Dynamic rupture and seismic radiation in a damage-breakage rheology model

We present simulations of dynamic ruptures in a continuum damage-breakage rheological model and waves radiated by the ruptures observed in the far field. The model combines aspects of a continuum viscoelastic damage framework for brittle solids with a continuum breakage mechanics for granular flow. The brittle instability is associated with a phase transition between a damaged solid with distributed cracks and a granular medium within the generated rupture zone. The formulation significantly extends the ability to model brittle processes in structures with complex volumetric geometries and evolving elastic properties, compared to the traditional models of pre-existing frictional surface(s) in a solid with fixed properties. A set of numerical simulations examines the sensitivity of dynamic ruptures, seismic source properties and radiated waves to material properties controlling the coupled damage-breakage evolution, the thickness and geometry of the damage zone, and fluidity of the granular material. The simulations are performed in two stages. First, details of the rupture process are simulated using adaptive fine grid model. The results of these simulations include source parameters such as rupture velocity, potency, stress and strain drop, heat generation, and others. In the second stage, the obtained velocity source function is used for simulating radiated seismic waves and synthetic seismograms sampled by stations around the rupture zone and in the far field.

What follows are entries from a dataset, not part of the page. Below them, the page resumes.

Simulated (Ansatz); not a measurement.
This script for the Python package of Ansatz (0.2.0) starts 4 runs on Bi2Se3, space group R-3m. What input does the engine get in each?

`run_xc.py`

Detailed comparisons between the simulated source properties and those obtained by analyzing the synthetic seismograms demonstrate the relations between different source processes and inferred seismic parameters (potency, strain drop, directivity, rupture velocity, corner frequency, and others). One main effect shown in these simulations emphasizes the important role of rock damage and granulation process generating dynamic expansion-compaction around the process-zone. This expansion-compaction process leads to isotropic source term, while shear motion that accumulates behind the propagating front produces deviatoric deformation and shear heating behind the rupture front. Changing through our simulations, source geometries, and fault zone properties, we demonstrate that the process-zone dissipation due to the damage-breakage mechanism, and the isotropic source component, significantly affect the radiation pattern, rupture directivity, S/P energy partitioning, seismic potency and moment, and more. The results are significant for understanding better the proper usage and limitations of methods applied within the observational framework of earthquake seismology.